INVENTING MADE EASY.
This paused product line teaches kids how to invent by giving them a foundation in mechanical, electrical, and software prototyping. First, kids build everyday objects. They learn how the device works. They learn to ask what are the key components? Next, the experiences asks them to take all the components and make a new device. What is working? What is not? Finally, we teach them how to connect the devices through an app.
EVERYDAY OBJECTS.
Learning how to bring IOT devices to LIFE through building & coding.
SMART OBJECT.
Kids go under the hood of smart devices. They learn quickly that the magic lies in how you build the device & code the electronics.
SMART ROOM.
Kids learn how to fully automate their rooms. There are exponential possibilities to invent when you are taught how to code a smart app. It just requires a little imagination.
MECHANICAL DESIGN.
Primitive forms make complex or“transformer-esque” creations. The modular library puts personality development into the hands of the kids with easy to use puzzle-like connections, no tolerance dependent fits, & 360 xyz axis building planes. When we paused the project, I was just beginning to explore intuitive wire routes and electronic attachments.
IX DESIGN.
Physical & digital modules operate input. Physical and digital output is experienced in real time. As the light dims in the real world, the light dims in the software world. This creates a seamless feedback loop to keep kids engaged and contextualize the electronic exchanges in both the physical and digital world.
SOFTWARE DESIGN.
Connect the micro-controller to a computing device & then launch the software to learn how to code electronic components. Once coding lessons are complete, the user can connect the Bluetooth modules, Pucks, to create smart devices and a smart room.
USER EXPERIENCE.
The UX flow between IRL & Digital.
ASSEMBLE PUCKS.
Next launch the app and begin learning challenges. Each level teaches an user about a new sensor or actuator. The simulation or activation of the electrical component is live, both physically and digitally, ensuring a seamless feedback look.

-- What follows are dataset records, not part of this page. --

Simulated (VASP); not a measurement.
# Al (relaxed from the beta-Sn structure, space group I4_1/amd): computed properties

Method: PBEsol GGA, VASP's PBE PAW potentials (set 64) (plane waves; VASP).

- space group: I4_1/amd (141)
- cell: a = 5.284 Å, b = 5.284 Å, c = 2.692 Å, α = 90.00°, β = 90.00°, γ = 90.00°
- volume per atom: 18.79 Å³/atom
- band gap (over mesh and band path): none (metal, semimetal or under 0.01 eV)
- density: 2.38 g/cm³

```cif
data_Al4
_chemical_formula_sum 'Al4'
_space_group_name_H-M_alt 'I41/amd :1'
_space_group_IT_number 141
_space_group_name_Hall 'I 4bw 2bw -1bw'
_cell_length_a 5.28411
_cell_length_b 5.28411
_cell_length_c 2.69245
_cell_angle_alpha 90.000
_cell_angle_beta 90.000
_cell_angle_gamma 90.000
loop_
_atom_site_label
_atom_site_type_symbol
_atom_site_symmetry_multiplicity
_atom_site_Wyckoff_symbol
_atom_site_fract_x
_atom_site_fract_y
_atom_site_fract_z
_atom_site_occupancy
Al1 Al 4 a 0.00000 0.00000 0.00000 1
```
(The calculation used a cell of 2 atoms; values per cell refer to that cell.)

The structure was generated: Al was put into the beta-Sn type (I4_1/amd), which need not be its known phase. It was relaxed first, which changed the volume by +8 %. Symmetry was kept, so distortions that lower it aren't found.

Then code the electronic components with the Blockly-based IDE.
BUILD OBJECT.
Experiment digitally with the form factor in the CAD feature of the app to modify the device's shell.
CUSTOMIZE OBJECT.
Continue digitally experimenting by combining different code & pucks to the build. Advance users can invent a new device with custom code written from scratch. Once the design is complete, build in the real world.
DESIGN ROOM.
Advance users can experiment by combining different devices and connect them in a digital IOT room. Once the system is complete, build in the real world.
PROCESS.
For this project, I directed a team of hardware integration specialists & software engineers.
MARKET LANDSCAPE.
The electronic, kid consumer market in 2018 was made up of toys and non-essential, everyday use type products. Being a small, relatively unknown company at the time, I saw designing for this gap, as a way to carve out our own space to own. Most products additionally, had a max $150 starter kit price. Therefore, this line must match if not hit below that mark.
DEMOGRAPHIC.
With the brand being education focused, the product experiences need to equally appeal to parents and kids.
INSIGHTS.
Most computer science kits available for this demographic were robotic lines & did not involve any customization. Electronic experiences that encourage modification for the individual's particular taste, was an untouched feature found in this segment of the market.
OPPORTUNITIES.
My research revealed an opportunity space in "build-your-own" consumer electronics with materials not seen in the market: wood, 1-1 wiring connections, and modular library that easily allows the ecosystem to grow.
DESIGN PRINCIPLES.
CONCEPT ROUND ONE.
First I asked WHAT do kids want to build? They were interested in highly interactive devices. But the real magic for the kids was when the objects were connected in a circuit. They wanted connected, premium trophies that they can use everyday in their rooms.
CONCEPT ROUND TWO.
Next I asked HOW do kids want to build? Kids needed simplified forms to be prototype ready. With primitives forms, kids could easily build and place electronics on the device without worrying about the final result. If the forms were too polished, kids did not want take the build apart to continue exploring.
WHAT'S NEXT...
Last question unanswered before project pausing is to ask WHY are kids making this build? Kids want to solve problems. So what will be the real-world problems? Kids will be most successful discovering these challenges through the narrative-based software.
WHY also references ownership. So I will need to determine the standard of invention. What is the basic experience? And what customization pieces must be designed to achieve the trophy build?